UNITED STATES of America, Plaintiff-Appellee, v. Cartemus LONDON, Defendant-Appellant.

No. 18-2378

Decided: December 20, 2018

Before JOEL M. FLAUM, Circuit Judge ILANA DIAMOND ROVNER, Circuit Judge MICHAEL Y. SCUDDER, Circuit Judge Christopher Hoell, Attorney, Office of the United States Attorney, Criminal Division, Fairview Heights, IL, for Plaintiff-Appellee. Cartemus London, Marion, IL, pro se.


Cartemus London pleaded guilty to stealing public money in violation of 18 U.S.C. § 641 and was sentenced to five years' probation. He later admitted to violating multiple conditions of probation (missing 43 out of 48 required restitution payments), misrepresented significant facts at his revocation hearing, and had his probation revoked. The district court resentenced him to eight months' imprisonment. London appeals, but his appointed lawyer asserts that the appeal is frivolous and seeks to withdraw. See Anders v. California, 386 U.S. 738, 87 S.Ct. 1396, 18 L.Ed.2d 493 (1967). London did not respond to counsel's motion. See Cir. R. 51(b).
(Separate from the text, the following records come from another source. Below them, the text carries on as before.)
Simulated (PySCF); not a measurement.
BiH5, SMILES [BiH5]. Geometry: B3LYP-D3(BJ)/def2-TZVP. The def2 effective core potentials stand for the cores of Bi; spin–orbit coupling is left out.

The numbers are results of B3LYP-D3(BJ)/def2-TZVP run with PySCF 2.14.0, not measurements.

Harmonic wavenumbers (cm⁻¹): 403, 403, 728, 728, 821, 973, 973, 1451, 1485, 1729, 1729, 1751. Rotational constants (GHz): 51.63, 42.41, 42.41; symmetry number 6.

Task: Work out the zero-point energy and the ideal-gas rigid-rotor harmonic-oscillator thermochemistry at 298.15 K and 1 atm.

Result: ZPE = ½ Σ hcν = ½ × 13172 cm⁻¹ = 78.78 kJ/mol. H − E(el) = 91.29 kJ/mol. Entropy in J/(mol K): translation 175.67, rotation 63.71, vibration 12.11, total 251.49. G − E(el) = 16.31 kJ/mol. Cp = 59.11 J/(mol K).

At the outset we note that the Anders safeguards do not govern our review of counsel's motion to withdraw. See Pennsylvania v. Finley, 481 U.S. 551, 554–55, 107 S.Ct. 1990, 95 L.Ed.2d 539 (1987); United States v. Wheeler, 814 F.3d 856, 857 (7th Cir. 2016). A defendant facing probation revocation has no constitutional right to counsel if he, like London, concedes the alleged violations without disputing the appropriateness of revocation or asserting a substantial argument against revocation that would be difficult to develop without counsel. See Gagnon v. Scarpelli, 411 U.S. 778, 93 S.Ct. 1756, 36 L.Ed.2d 656 (1973); United States v. Eskridge, 445 F.3d 930, 932–33 (7th Cir. 2006). Nevertheless, our practice has been to apply the Anders framework even in the revocation context. Wheeler, 814 F.3d at 857. Counsel here has submitted a brief that explains the nature of the case and addresses the potential issues that an appeal of this kind might be expected to involve. The analysis in counsel's brief appears thorough, so we limit our review to the subjects he discusses. See United States v. Bey, 748 F.3d 774, 776 (7th Cir. 2014).

Counsel first tells us that London does not wish to withdraw the admissions on which his revocation was based, so counsel appropriately avoids discussing whether London's admissions were knowing and voluntary. See Wheeler, 814 F.3d at 857; United States v. Knox, 287 F.3d 667, 671 (7th Cir. 2002).

Counsel does consider whether London could challenge the calculated policy-statement range and correctly concludes that this challenge would be frivolous. The probation officer who prepared the violation memorandum determined that all of London's violations were grade C and that his criminal history was I, yielding a Guidelines range of three to nine months. See U.S.S.G. § 7B1.1(a)(3), 7B1.4. The district court accepted these calculations without objection from London, thus limiting our review to plain error. See Wheeler, 814 F.3d at 857. We cannot find fault with these calculations and agree with counsel that any claim of error would be frivolous.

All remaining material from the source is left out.